How do you describe Banksy to someone who has never heard the name before?
You can start with the facts — or at least, what we think are facts. Banksy is the pseudonym of an anonymous English graffiti artist who has been famous for his spray painting since the 1990s. Publicized worldwide through social media and his personal website, Banksy’s stenciled spray paintings — and more recently, books and documentaries — drip with ironic cynicism and sociopolitical commentary that appeal to the global bourgeoisie. Banksy guerilla art has illegally popped up everywhere from the London Zoo to the Brooklyn Museum to Disneyland, and even on the Israeli West Bank barrier wall.

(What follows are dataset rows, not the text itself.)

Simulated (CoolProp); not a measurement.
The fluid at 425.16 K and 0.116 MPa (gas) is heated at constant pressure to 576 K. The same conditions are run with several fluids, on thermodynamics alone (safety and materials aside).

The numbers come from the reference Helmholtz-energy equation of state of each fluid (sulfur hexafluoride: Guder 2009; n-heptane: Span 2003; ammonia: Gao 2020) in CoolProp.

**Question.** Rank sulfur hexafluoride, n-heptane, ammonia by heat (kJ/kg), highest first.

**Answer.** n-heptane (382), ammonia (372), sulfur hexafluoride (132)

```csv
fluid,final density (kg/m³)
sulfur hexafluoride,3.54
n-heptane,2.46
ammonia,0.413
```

Last week, it was announced that his work “Art Buff,” which appeared in Folkestone, England, in September, will be coming to Miami this month for sale by the building owner. It’s reported that it could sell for more than $730,000.
But after that, describing Banksy gets a little difficult.
A bundle of paradoxes, Banksy toes the lines among multiple identities. As a painter who reeks of mass appeal, Banksy defies the norm of a serious artist. Yet his work carries elements of fine art: It uses irony and juxtaposition to brood over the faults of modern society. One spray painting of an older, haggard-looking gentleman with a bucket and paintbrush reads “Follow Your Dreams” with a large red “Cancelled” sticker over it. Despite his fame, Banksy makes no profit from these public spray paintings.
Though his work could never be called highbrow, it focuses on serious political issues. For instance, the inflatable doll he placed in Disneyland in September 2006 resembled a Guantanamo Bay prisoner. Other works have featured messages of anti-consumerism or anti-fascism.
But while the public widely regards him as an artist, authority figures think otherwise. Spokespeople for the Keep Britain Tidy environmental campaign have asserted that “Banksy’s street art glorifies what is essentially vandalism.” Former New York City Mayor Michael Bloomberg criticized the graffiti artist as well, saying defacing others’ property didn’t fit his definition of art.
Is that all Banksy is, then — a rabble-rousing vandal exploiting graffiti’s shock value?
Banksy himself has sardonically insinuated as much. In February 2007, a London auction house sold six of Banksy’s works at between $60,000 and $200,000 each. On the second day of the auction, Banksy released an image on his website of buyers at an auction bidding on a framed picture that said, “I Can’t Believe You Morons Actually Buy This S***.”
But in all fairness, cynical stunts like that don’t prove his illegitimacy; they only stoke the flames of his popularity. Young people adore Banksy for the way he thumbs his nose at authority and defies artistic standards. Not unlike Batman or Robin Hood, Banksy uses anonymity to cross legal and moral boundaries and fight institutional injustices.
Or so some would have you believe. At face value, Banksy could come off as something of a wayward, goading nihilist. His recurring symbols include guns, rats, inept policemen and rebellious children. Going beyond general criticism to the point of near anarchism, his art corrodes society by mocking its ugly flaws without offering a constructive solution. And if he’s not providing solutions, then it might seem he’s just picking at scabs and creating scars.
So who is Banksy, really? Is he an intellectual artist? Or is he a vandalizing punk? Maybe he’s a shadowy vigilante, or just an anarchist with a megaphone.
The only true way to understand Banksy is to separate the man from the message. To quote one of my favorite fictional nihilists, V from V for Vendetta: “Beneath this mask there is more than flesh. Beneath this mask there is an idea … and ideas are bulletproof.”
In all likelihood, the person responsible for Banksy is an ordinary man or woman whom you wouldn’t look twice at if you passed him or her on the street. He or she is probably no crazier or more radical than anyone else. If we ever discover Banksy’s identity, no doubt we’ll all be pretty underwhelmed.
Like all good art, Banksy’s messages are up for interpretation. It’s why the artist really remains anonymous: to maintain his or her work’s purity. Each person who views the graffiti will come away with a different meaning because there’s no established explanation of who he or she is or why the artist erects the irony-laden art. There’s an argument to be made that he’s an artist bemoaning the trials of modern consumerism. Then again, one could contend that Banksy is a deceptive vandal looking to con people out of their money and morals.
There is no single explanation as to who or what Banksy is. That might not be a satisfactory answer, but it’s the only true one.